April 24, 2013
Who really gets a say?
The Scottish Parliament is often praised for its openness and the ease of access it affords us all through the system of petitions. But a report from the Jimmy Reid Foundation – Not By The People - has concluded that only a narrow cross section of the population are ever invited to influence the shape of government policy – almost all of whom are in the top 10% of the country’s earners. A Commission on Fair Access to Political Influence has been established. Worth keeping an eye on.
The Jimmy Reid Foundation has launched a Commission on Fair Access to Political Influence. It was launched with a report, Not By The People (supported by the Joseph Rowntree Reform Trust), which showed that the people who are invited to influence government policy in Scotland are drawn from a very narrow section of the population, almost all in the top 10 per cent by income. Meanwhile, the 70 per cent of the population which earns average wage or below makes up only about three per cent of these ‘influencers’.
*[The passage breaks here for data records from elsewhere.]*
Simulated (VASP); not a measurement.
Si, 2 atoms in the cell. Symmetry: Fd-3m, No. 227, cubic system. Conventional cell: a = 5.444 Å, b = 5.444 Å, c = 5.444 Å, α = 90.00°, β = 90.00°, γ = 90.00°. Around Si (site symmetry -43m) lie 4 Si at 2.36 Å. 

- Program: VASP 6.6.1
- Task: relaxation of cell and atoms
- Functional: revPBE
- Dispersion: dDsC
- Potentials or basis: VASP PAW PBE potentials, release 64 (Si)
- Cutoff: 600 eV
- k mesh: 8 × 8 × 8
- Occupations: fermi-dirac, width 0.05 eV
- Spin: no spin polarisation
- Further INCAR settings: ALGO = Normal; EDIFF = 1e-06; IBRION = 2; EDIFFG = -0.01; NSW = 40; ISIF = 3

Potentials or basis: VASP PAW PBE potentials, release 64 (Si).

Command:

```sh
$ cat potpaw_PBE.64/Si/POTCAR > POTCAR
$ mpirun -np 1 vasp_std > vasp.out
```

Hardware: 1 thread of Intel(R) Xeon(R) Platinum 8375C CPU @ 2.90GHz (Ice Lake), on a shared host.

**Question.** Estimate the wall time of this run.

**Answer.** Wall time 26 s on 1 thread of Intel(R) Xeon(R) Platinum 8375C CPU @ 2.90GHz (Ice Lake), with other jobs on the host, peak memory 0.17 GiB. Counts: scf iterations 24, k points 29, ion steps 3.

Political decisions made on the basis of the views of such a limited spectrum of the Scottish people risks being unrepresentative. Giving the impression of not listening to the experiences of the majority of the population risks increasing disillusionment. And revelations about the lobbying industry has caused concerns about political accountability.
We want to produce a set of proposals for how a much more diverse set of people can gain access to decision-making processes. We’re calling for people to tell us about their experience of trying to influence politics without large PR budgets and to propose concrete solutions. The sorts of things we think might start to address the problem are:
• Alternative forms of decision-making which include more diverse groups of people making decision – for example Citizens’ Juries.
• Initiatives that bring decision-makers closer to those affected by their decisions – for example secondments to community groups
• Actions which can make existing decision-making processes more representative – for example an expectation that evidence will be taken in proportion to those affected by a decision
• Means of drawing people into debate about public policy – for example web-based participative democracy initiatives
• Ways to get a better picture of how decisions will affect different groups – for example by producing more detailed social impact studies
• Opportunities for ordinary people to influence political agendas – for example, through additional powers for the Scottish Parliament’s Public Petitions Committee
We will produce a final report which will collect the best proposals together and will present these to the Scottish Government and all the political parties in Scotland. The aim is not to produce a ‘discussion document’ but a call for action; we will follow up its publication with a coordinated push to get its recommendations implemented.